A history of the church

Situated at a crossing-point of the River Ray, Islip was a royal manor where Saxon kings stayed while hunting in neighbouring forests. King Edward the Confessor was born here about 1004, and when he founded Westminster Abbey he included his birthplace among the endowments of the new abbey. Hence the long connection between Islip and Westminster Abbey, which still retains the right to nominate rectors of Islip. John Islip, Abbot of Westminster 1500-32 and responsible for a major enlargement of the abbey church, probably came from Islip. Dr Robert South, Prebendary of Westminster, endowed the local school in 1710, besides rebuilding the chancel of the church and building a new rectory on a grand scale. Three deans of Westminster were also rectors of Islip, William Vincent 1802-15, John Ireland 1816-36, and William Buckland 1845-56, the last a distinguished pioneer of the science of geology and first professor of the subject at the University of Oxford.
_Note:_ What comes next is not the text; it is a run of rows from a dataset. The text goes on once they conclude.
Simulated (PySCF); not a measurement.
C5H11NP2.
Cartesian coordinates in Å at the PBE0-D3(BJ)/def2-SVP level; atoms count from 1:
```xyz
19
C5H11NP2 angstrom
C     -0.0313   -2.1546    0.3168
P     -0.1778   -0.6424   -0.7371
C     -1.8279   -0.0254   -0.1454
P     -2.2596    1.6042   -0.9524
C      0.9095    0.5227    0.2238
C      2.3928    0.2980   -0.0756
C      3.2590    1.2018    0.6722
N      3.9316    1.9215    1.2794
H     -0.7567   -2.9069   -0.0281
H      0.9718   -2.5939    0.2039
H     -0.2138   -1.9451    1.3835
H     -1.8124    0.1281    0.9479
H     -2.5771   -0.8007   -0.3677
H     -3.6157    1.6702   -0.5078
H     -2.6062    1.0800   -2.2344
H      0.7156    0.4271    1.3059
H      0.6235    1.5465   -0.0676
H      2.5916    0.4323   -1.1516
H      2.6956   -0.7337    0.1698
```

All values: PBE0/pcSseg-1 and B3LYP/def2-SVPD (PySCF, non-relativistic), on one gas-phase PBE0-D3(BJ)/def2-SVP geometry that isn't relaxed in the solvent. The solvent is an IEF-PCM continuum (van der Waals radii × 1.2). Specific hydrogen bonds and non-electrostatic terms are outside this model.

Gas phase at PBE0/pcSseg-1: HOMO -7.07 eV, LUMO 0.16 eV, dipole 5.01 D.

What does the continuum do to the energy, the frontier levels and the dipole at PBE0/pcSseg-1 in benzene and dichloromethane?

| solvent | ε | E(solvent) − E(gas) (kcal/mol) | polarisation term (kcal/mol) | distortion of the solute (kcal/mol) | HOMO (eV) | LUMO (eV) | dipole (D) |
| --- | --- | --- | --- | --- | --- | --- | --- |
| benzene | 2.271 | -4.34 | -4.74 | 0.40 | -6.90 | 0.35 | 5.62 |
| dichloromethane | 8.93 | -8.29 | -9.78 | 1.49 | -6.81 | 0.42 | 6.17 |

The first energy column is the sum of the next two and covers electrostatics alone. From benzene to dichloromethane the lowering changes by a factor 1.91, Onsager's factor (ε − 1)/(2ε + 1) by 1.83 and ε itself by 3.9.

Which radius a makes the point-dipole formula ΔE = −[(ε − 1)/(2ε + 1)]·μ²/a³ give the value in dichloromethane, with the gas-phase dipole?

The oldest part of the present church of St Nicholas dates from about 1200, but a major rebuilding took place in the 14th century and the tower was added in the 15th. Burnt down in the Civil War, the chancel was rebuilt and the interior refurnished by Dr South in 1680. There was a further, rather drastic, restoration in 1861.
In 1987 the five parishes of Islip, Noke, Woodeaton, Charlton-on-Otmoor and Oddington were united into a single benefice. In 2001 this benefice was combined with that of Ambrosden, Merton and Piddington to form the Ray Valley Benefice under a single rector.